Columbia’s Climate Action and Adaptation Plan won the approval of the Columbia City Council on Monday night after more than an hour of public comment in a nearly full Council Chamber.
Last year, the city formed the Mayor’s Task Force on Climate Action and Adaptation Planning to address ways it can mitigate the effects of climate change and to find ways the city can reduce greenhouse gas emissions.
The report established a goal of reducing Columbia’s greenhouse emissions 80% from 2015 levels by 2050. The city aims to reduce emissions from its own operations 50% by 2035 and 100% by 2050.
The plan doesn’t have regulations and requirements. Instead, it has 150 recommendations for Columbia to follow in order to curtail climate change. Members of the task force described the plan as a strategy for action.
“A lot of the priority actions stated in the plan are really encouraging more incentives for businesses and residents to actually contribute to local climate action themselves,” said Barbara Buffaloe, the city’s sustainability manager. “So, one of the things that businesses should pay attention to is … the status of those.”
The plan outlines specific goals organized into six categories: natural resources; waste; transportation; energy; health and safety; and housing, building and development.
One of the plan’s main goals is to reduce car usage by expanding bicycle and pedestrian infrastructure, establishing a bike-share program and building more sidewalks in addition to encouraging the community to use electric cars.
The main goal in this category is to increase local renewable energy generation by installing solar panels on city buildings and offering community solar subscription or lease programs. Creating a resilient energy grid and incentivizing lower electricity use at peak hours are other priorities mentioned in the plan.
The plan aims to decrease the community’s water usage per capita and prepare the city for future flood and stormwater impacts.
The plan proposes encouraging reuse, incentivizing recycling and offering a collection of food waste and other compostable material at businesses.
Housing, building and development
To reduce housing- and building-related greenhouse gas emissions, the plan proposes requiring rental properties to meet basic energy efficiency standards.
Last fall and this spring, over 1,900 people responded to a survey asking for input on the plan. Residents said they wanted streets designed to increase walkability and lower vehicle emissions with more hybrid and electric city-owned vehicles. Energy efficiency, solar power and water efficiency incentives were also favored, the report said.
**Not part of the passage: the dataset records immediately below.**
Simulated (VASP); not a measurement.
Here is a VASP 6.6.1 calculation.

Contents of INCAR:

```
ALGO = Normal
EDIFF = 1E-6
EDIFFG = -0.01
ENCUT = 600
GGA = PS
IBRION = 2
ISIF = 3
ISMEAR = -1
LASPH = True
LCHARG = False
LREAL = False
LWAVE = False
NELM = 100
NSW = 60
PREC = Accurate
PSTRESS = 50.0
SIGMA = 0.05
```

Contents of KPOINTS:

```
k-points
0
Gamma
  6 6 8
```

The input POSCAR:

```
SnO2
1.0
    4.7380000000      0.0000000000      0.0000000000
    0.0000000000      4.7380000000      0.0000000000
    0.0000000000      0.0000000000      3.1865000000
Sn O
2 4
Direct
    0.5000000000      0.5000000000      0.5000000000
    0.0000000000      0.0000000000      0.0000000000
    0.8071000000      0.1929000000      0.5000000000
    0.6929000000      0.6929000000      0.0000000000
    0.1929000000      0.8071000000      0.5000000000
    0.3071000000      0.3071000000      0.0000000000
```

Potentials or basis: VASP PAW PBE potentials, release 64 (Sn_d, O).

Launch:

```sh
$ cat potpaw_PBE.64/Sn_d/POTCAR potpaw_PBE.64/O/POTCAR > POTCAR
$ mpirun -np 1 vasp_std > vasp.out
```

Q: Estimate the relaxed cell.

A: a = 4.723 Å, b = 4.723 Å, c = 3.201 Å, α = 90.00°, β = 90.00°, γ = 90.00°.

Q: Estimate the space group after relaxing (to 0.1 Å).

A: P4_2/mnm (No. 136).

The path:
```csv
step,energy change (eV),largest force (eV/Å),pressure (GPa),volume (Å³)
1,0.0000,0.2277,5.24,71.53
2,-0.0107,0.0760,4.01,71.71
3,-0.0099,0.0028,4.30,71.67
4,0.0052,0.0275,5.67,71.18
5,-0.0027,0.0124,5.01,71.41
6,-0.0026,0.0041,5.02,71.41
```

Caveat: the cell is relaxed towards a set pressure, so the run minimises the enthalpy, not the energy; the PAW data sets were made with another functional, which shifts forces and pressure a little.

According to the plan, climate change may lead to more intense rain events and flooding, and summer droughts may become more common with the addition of 50 days per year above 95 degrees.
The Task Force didn’t undertake the financial analysis for the specific projects in the plan.
“There is not an overall ‘This is how much the plan costs,’” said Kim Wade, a member of the task force. “It’s kind of item by item as we undergo the implementation process.”